Martin Ebourne wrote:
On Sat, 2006-12-09 at 16:43 +0200, Yossi Kreinin wrote:

P.P.P.S. why is tcsh located in different places in SuSE and RHEL? I'm not saying that one of the locations is right, just that, um, I don't /understand/ the person that saw the stupid program located in some stupid place and said "hmmm, I know a MUCH BETTER place!". What makes a human move a shell?

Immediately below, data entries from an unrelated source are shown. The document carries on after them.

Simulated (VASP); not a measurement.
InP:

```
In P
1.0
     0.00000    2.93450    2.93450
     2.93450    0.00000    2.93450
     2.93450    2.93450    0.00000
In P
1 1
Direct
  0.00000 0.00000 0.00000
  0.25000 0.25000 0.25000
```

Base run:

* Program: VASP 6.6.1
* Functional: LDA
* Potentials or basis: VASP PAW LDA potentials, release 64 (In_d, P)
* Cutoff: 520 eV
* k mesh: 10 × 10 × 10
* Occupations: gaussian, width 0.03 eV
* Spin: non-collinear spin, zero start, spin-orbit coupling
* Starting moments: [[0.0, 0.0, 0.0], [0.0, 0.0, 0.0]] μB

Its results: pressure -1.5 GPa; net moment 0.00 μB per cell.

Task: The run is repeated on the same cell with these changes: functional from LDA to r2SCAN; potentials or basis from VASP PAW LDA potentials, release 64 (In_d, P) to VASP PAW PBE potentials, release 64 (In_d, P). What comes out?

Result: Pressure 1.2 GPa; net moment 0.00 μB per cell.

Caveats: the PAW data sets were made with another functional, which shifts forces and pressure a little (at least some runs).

P.P.P.P.S. Why are you using tcsh anyway? With a choice of perfectly
usable (if not, unfortunately, actually perfect) shells such as zsh or
bash, there's no excuse for using a csh derivative. Heck, there's even
ksh-93 if you're really keen.

I use tcsh because other people use it for writing scripts I have to run. Those people use tcsh to write these scripts because these scripts set environment variables, so you must source them, not execute in a sub-shell, and people use tcsh as the interactive shell because that's the default system configuration around here, and so they source scripts from tcsh, so there you are.

Why am I using English? Because that's what a lot of people use. There are languages out there which are simpler/shorter/more convenient for me personally, but that doesn't matter. What matters is that you use it, so I have to use it too.

If I could choose, I wouldn't use Linux at all.


As to the location, maybe someone didn't see where it was and decide on
a better place. Maybe two people independently wondered where to put it
and came up with different solutions.

Of course, one of them therefore must be wrong, and since the shell
should always be in /bin it should be obvious who was the dunce.

All is well as long as one uses #!/bin/env tcsh in all scripts (the forked kind, not the sourced kind). Which is not always the case.